Hessians and the Second Derivative Test

Statement of the Theorem

Let z=f(x,y) be a function of two real variables with continuous second derivatives in an open disk centered at a point P=(a,b). The Hessian determinant of f at P is the number

 ${\displaystyle \displaystyle D=D(a,b)=\left|{\begin{matrix}f_{xx}(P)&f_{xy}(P)\\f_{yx}(P)&f_{yy}(P)\\\end{matrix}}\right|=f_{xx}(P)f_{yy}(P)-(f_{yx}(P))^{2}.}$

Recall that P is a critical point of f if ∇f(P)=0.

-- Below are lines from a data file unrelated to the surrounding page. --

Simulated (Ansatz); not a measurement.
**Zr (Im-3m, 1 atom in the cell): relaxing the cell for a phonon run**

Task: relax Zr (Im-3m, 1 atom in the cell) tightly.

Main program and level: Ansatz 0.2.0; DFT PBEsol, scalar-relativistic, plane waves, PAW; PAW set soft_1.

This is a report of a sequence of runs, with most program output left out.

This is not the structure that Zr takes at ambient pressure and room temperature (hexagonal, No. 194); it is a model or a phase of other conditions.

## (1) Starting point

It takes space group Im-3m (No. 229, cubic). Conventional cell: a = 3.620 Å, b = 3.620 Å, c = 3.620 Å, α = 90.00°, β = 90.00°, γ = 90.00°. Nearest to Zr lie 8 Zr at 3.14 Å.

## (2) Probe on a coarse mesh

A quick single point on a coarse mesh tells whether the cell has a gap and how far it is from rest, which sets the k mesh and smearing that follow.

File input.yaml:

Theorem (Second Derivative Test). Supppose that z=f(x,y) is a function of two real variables with continuous second derivatives in an open disk centered at a point P=(a,b) and P is a critical point of f. Let D denote the Hessian determinant. Then

1. if D and f_xx(P)>0, f(P) is a local minimum of f;
2. if D>0 and f_xx(P)<0, f(P) is a local maximum of f;
3. if D<0, f(P) is neither a local maximum or a local minimum of f.

Proof of the Theorem

A special case

Lemma. Let A,B and C be real numbers and set

 ${\displaystyle \displaystyle f(x,y)=Ax^{2}+2Bxy+Cy^{2}.}$

Note that the Hessian determinant is constant and is given by D=(2A)(2C)-(2B)²=4(AC-B²). Suppose A and D are non-zero. Then we have

  ${\displaystyle \displaystyle f(x,y)=A(x+{\frac {By}{A}})^{2}+{\frac {D}{4A}}y^{2}.}$

Proof. Multiply it out. The way we guess this is by completing the square using the first term on the right-hand-side to write the cross-term 2Bxy of the left-hand-side.

Corollary. Suppose f(x,y)=Ax² + 2Bxy+Cy². Then the Theorem holds for f at the critical point P=(0,0). In fact, if A,D>0, then f(0,0) is an absolute minimum of f on R² and, D>0 and A<0, f(0,0) is an absolute maximum of f.

Proof. It is easy to see that P=(0,0) is a critical point: take the gradient. And, obviously, f(0,0)=0. Suppose A, D>0. Then the coefficients A and (D/A) on the right hand side of the the expression for f in the Lemma are both positive. It follows that f(x,y)≥ 0 for all (x,y). Similarly, if D>0 but A<0, both of the coefficients on the right-hand-side are negative so f(x,y)≤ 0 for all (x,y).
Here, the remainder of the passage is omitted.